Wednesday, March 29, 2017

Chicago’s self-segregation hurts city’s chances of gaining future success?

I’m never sure what to think of people who want to point out the fact that Chicago is a racially- and ethnically-segregated city.
In this Chicago map, black people are blue, the whites are orange, and Latinos are the greens interspersed throughout. Map provided by Metropolitan Planning Council 

Oftentimes, the people who bring this argument up come from places that are so overwhelmingly white (compared to Chicago’s roughly one-third equal split between white, black and Latino) that the only reason they don’t have separate black enclaves is because they don’t have black people living there at all.

BUT I’M NOT going to deny the reality our city exists in a way in which people can avoid contact with individuals who aren’t exactly like themselves – unless they happen to wander into a nearby neighborhood to try out an ethnic restaurant.

Dinnertime may be the only time we integrate, before rushing back home to our fortress-like neighborhoods meant to keep out those not like ourselves.

This issue was the focus of a study by the Metropolitan Planning Council and the D.C.-based Urban Institute, which released a study Tuesday saying that Chicago is the fifth-most segregated metropolitan area in the nation.
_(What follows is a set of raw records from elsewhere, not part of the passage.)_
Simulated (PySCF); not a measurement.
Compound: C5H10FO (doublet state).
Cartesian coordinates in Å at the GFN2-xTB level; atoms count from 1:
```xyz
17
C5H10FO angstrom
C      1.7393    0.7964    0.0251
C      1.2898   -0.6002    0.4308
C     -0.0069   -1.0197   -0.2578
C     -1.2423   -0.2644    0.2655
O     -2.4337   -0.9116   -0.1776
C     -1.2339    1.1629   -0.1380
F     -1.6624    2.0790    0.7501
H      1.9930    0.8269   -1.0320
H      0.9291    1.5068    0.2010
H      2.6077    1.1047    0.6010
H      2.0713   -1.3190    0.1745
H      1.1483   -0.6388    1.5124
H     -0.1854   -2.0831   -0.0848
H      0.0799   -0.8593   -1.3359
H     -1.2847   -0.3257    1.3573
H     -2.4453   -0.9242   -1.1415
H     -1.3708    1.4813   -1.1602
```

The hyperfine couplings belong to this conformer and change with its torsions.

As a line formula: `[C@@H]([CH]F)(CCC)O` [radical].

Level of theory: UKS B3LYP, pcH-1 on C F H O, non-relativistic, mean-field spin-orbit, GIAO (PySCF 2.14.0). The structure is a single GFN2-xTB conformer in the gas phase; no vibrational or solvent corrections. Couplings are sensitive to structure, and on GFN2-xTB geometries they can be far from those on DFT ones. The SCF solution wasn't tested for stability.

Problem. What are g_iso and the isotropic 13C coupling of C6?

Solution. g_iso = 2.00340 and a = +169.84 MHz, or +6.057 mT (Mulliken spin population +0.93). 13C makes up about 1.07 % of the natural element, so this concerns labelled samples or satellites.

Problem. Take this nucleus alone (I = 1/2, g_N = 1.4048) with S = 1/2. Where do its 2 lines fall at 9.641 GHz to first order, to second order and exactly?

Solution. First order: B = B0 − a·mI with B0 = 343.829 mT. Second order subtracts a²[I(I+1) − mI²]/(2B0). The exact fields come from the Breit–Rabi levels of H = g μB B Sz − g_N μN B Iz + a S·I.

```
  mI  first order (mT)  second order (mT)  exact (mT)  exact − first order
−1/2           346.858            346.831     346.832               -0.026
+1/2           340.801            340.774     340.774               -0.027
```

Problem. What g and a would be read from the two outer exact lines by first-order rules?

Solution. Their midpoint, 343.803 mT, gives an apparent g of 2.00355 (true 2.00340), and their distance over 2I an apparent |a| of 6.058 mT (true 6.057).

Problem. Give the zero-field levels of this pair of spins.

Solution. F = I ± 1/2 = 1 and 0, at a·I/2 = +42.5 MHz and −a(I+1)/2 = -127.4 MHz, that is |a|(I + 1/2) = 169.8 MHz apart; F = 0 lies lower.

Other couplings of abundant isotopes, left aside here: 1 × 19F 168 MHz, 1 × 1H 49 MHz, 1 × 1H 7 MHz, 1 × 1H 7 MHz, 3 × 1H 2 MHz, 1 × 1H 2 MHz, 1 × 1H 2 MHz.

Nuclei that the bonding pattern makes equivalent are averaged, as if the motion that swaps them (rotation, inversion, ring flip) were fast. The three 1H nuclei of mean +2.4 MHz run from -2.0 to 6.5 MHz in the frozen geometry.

I suppose we can take some joy in the fact that we’re better than the Milwaukee metro area (number four) and that places like New York or Cleveland are comparable, but it doesn’t really mean much.

THE STUDY, FUNDED in part by the John D. and Catherine T. MacArthur Foundation that we often hear about if we pay attention to public television, tries to make an economic argument for increased integration of the multitude of groups that reside in Chicago.

A better-integrated city would mean more economic opportunity for all residents, implying those segments of our city’s society that now could be perceived as a financial drag on us all would actually provide a boost.
NEIGHBORHOODS: Chicago strength, or impediment?

Chicago-area residents would earn an extra $4.4 billion per year in income, the gross domestic product for the area would boost by $8 billion and we’d have 30 percent fewer homicides – but 83,000 more residents with bachelor’s degrees. Or so the study predicts.

Of course, achieving this theoretical economic growth would require some serious changes in the way things are perceived in Chicago.

FOR ONE THING, the concept of various ethnic groups each having their own unique neighborhood is something that often is thought of as a strength of our city – you can find people with ties to just about every place on Planet Earth in an ethnic community somewhere in the city.

I suspect if extraterrestrial life ever were found elsewhere in the galaxy, it would be just a matter of time before those outer-space lifeforms would immigrate to Earth, and set up residence in their own Chicago neighborhood.

Although would that add to the mixture of diverse Chicagoans? Or to the idea of segregation, since they’d be living off by themselves?

Chicago wouldn’t be Chicago, or at least the city we now know and many of us love, if we truly pushed for increased integration on racial grounds.

PERSONALLY, I ALWAYS thought one of the most interesting parts of “Boss,” the biography of former Mayor Richard J. Daley by newspaper columnist Mike Royko, was where he described the “ethnic state” nature of Chicago’s composition and how it affected the way we perceive things.

“You could always tell, even with your eyes closed, which state you were in by the odors of the food stores and the open kitchen windows, the sound of the foreign or familiar language and by whether a stranger hit you in the head with a rock,” Royko wrote.

That was Chicago of perhaps three-quarters of a century ago, yet in some ways, it hasn’t changed much. Except for the fact that black people used to be penned up into a single neighborhood (Bronzeville), rather than occupying much of the city’s South Side. With white and black neighborhoods often separated by Spanish-speaking enclaves to serve as a racial-tension reduction presence, of sorts.

A status that the study says “we need more deliberate interventions to accelerate our progress.” Although I don’t doubt that some knuckleheads amongst us would perceive those “interventions” as somehow being unnatural and against Chicago’s very character.

TAKE THE MOST recent presidential election results.
 
TRUMP: Has his Chicago backers

While Donald Trump may only have received 12.41 percent of the city’s vote, consider that some of the most intense white enclaves had precincts that gave him nearly 70 percent of the vote, compared to overwhelmingly black neighborhoods where he was lucky to get just over 1 percent.

Maybe it means the Trump mindset has established its niche in Chicago, and any effort to “desegregate” is going to be a long, drawn-out process that I likely won’t live long enough to see complete.